Wildfire season ends statewide on Oct. 22

October 23, 2012

It’s official: At midnight on Oct. 22 the last Oregon forest protection district went out of fire season, closing the 2012 season statewide. It was a long one. Eighty-plus consecutive days with no significant rainfall extended wildfire activity well into the fall. The last significant fire occurred on Oct. 18, a 16-acre blaze in the South Cascade District.

On the 16 million acres protected by the Oregon Department of Forestry, it was an average season. Just under 700 fires burned about 17,000 acres. The running 10-year average is 971 fires burning about 21,000 acres.

But 2012 saw plenty of fire on the rangelands of southcentral and southeastern Oregon. At 557,648 acres, the Long Draw Fire rewrote the record book, racing across the high desert to become the largest blaze in Oregon in more than a century. 

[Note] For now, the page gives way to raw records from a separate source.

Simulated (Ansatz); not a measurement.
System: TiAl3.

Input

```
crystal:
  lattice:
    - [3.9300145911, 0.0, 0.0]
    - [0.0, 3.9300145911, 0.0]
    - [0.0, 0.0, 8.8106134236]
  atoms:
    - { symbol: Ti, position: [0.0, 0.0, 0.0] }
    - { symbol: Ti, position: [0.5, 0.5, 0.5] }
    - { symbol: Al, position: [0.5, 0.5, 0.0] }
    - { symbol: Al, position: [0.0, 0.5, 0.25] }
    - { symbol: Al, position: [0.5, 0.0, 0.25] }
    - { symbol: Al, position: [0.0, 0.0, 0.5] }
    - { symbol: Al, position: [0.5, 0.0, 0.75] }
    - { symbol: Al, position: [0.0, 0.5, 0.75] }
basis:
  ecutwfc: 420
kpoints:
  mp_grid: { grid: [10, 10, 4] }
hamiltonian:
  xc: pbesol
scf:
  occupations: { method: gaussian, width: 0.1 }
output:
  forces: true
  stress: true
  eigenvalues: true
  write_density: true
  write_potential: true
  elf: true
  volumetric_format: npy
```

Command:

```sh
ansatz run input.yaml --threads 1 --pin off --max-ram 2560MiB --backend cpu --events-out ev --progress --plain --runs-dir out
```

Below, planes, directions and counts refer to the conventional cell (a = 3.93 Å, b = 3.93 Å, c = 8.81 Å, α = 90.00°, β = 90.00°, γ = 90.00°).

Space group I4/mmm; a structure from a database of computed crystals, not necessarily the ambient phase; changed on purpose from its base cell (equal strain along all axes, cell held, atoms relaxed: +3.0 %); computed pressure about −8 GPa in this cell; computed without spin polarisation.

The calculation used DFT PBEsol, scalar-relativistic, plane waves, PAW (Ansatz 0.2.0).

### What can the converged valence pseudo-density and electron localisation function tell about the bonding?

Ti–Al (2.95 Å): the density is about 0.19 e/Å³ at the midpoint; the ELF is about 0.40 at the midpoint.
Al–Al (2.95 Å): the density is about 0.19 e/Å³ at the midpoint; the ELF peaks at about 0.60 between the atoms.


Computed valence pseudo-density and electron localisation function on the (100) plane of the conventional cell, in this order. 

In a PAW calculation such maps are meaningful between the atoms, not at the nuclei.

Nearly as big, the Holloway Fire burned 461,047 acres along the border with Nevada. The fire’s perimeter included some 245,000 acres burned on the Oregon side. Other large range fires contributed to the total of 1.26 million acres burned on all jurisdictions in the state.

Oregon Department of Forestry firefighters, forest landowners and volunteers with the Rangeland Fire Protection Associations teamed with federal and rural fire departments to minimize the spread of these rangeland fires onto private forestlands.